These days, it’s almost unheard of to attempt to get around in an unfamiliar place without the help of a GPS app of some kind. At their best, they’re sleek, fast, accurate, and make getting lost a thing of the past. However, they tend to be almost brutally efficient, placing a high priority on the quickest (and often least interesting) route.

That kind of brutal efficiency often means experiencing your destination of choice by way of busy streets, industrial and homogenized areas, and soulless thoroughfares. Not exactly ideal when you’re on vacation and looking to experience a place at its best.

Fortunately, a team of researchers led by Daniele Quercia at the Yahoo Labs in Barcelona are working on a solution.

gps scenic route

Using crowd sourced data from a site called UrbanGems, along with a database created with images from Google Street View and Geograph, Quercia and her team set about finding a way to use an algorithm to power navigation that’s based on the most visually pleasing and emotionally stimulating route from point A to point B, even if it’s not the fastest.

With their internet-sourced info, the team traveled to London and gathered actual human beings to test the navigation methods. According to Technology Review, these subjects agreed that the algorithm’s routes were more beautiful than the shorter routes provided by standard GPS mapping software.

Encouraged by this positive result, but sensing that using crowd sourced opinions and laboriously collected images for every location in every city would be a next-to-impossible task, Quercia and her team found a way to automate the process using data and tags collected from Flickr images.

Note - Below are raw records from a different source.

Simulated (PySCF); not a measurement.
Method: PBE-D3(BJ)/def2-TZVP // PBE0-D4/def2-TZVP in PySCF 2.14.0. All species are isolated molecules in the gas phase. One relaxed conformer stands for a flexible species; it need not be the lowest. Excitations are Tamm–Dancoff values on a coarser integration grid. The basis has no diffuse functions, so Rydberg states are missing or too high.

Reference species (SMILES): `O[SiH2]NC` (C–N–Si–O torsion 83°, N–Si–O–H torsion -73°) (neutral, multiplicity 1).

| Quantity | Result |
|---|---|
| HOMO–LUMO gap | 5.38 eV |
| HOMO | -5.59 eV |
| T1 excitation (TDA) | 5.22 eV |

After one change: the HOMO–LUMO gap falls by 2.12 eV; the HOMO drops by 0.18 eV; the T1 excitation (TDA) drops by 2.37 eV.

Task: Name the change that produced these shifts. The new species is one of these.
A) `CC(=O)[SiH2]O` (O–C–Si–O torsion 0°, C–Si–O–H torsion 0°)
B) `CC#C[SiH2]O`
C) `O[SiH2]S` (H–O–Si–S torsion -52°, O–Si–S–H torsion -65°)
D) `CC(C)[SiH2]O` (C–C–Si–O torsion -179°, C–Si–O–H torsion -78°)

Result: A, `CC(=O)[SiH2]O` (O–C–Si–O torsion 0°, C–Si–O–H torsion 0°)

The team then took the algorithm to the streets once again, this time in Boston, using the new automated method. Once again, users tended to agree that the algorithm’s routes were more pleasant than those provided by the standard GPS.

GPS2

Though there are still obstacles to overcome (such as accounting for the impact of traffic, nightlife, and heavy crowds on an area), the proof of concept is encouraging. Soon, we could be using an app that not only helps us get where we need to go, but also helps us enjoy the journey.

What do you think–will you be among the first to download if and when we see an app like this in the App Store?